What's it like to join lifeboat volunteers in the sea survival pool? Philly Byrde finds out ...

'This is your Captain speaking. Abandon ship! abandon ship!' Oh good. This is exactly what I want to be doing on a Monday afternoon.

As prospective crew at Tower Lifeboat Station in London, I’d already taken one plunge for the RNLI in a Thames swim test. Granted, the one I am now facing at the Sea Survival Centre is into cleaner water. But this is from a 4m platform. And in all-weather lifeboat yellows, not a well-sealed drysuit.

There’s no looking back now. Or to the side, or  at my feet for that matter. Anything but a stoic gaze to the wall ahead as I step forward and I’m likely to hit the water in a belly flop, keeping my face underwater for longer than necessary and inducing unhelpful panic.

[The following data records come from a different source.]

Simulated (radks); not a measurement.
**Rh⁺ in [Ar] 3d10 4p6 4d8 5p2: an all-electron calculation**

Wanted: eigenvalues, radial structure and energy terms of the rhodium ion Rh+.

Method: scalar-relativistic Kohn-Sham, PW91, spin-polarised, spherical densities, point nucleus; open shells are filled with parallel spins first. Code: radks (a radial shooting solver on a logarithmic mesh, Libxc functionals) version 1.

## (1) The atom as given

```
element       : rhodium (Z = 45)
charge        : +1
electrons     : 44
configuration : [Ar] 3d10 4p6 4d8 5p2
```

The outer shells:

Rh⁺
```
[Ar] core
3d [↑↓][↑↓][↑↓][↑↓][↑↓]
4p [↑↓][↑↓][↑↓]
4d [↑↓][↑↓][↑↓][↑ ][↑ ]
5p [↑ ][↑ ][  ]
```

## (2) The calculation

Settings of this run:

The morning’s training has been leading up to this moment. Lectures have covered everything from packing our lifejackets to the order of priorities in a survival situation. A video featuring a muscular army diver unable to control his breathing on entering 10ºC water hasn't inspired me with confidence.

In the pool we have swum in survival suits, practised group crocodile swimming and the heat escape lessening position (or HELP, a fitting acronym since that’s the first publishable word that sprang to mind when I first entered the 14ºC water).

As sirens screech around me, I am putting into practice a ‘wet abandonment’ scenario, our last resort option of leaving a high-sided vessel that’s about to sink. I step forward into nothingness, and before I know it I’m bobbing about on the surface, fingers still clamped over my nose and mouth to keep the water out and stave off gasping from the cold.

Once I work out which way is up (not so easy when sporting a helmet and twin yellow airbags) I swim over to huddle with the gathering survivors.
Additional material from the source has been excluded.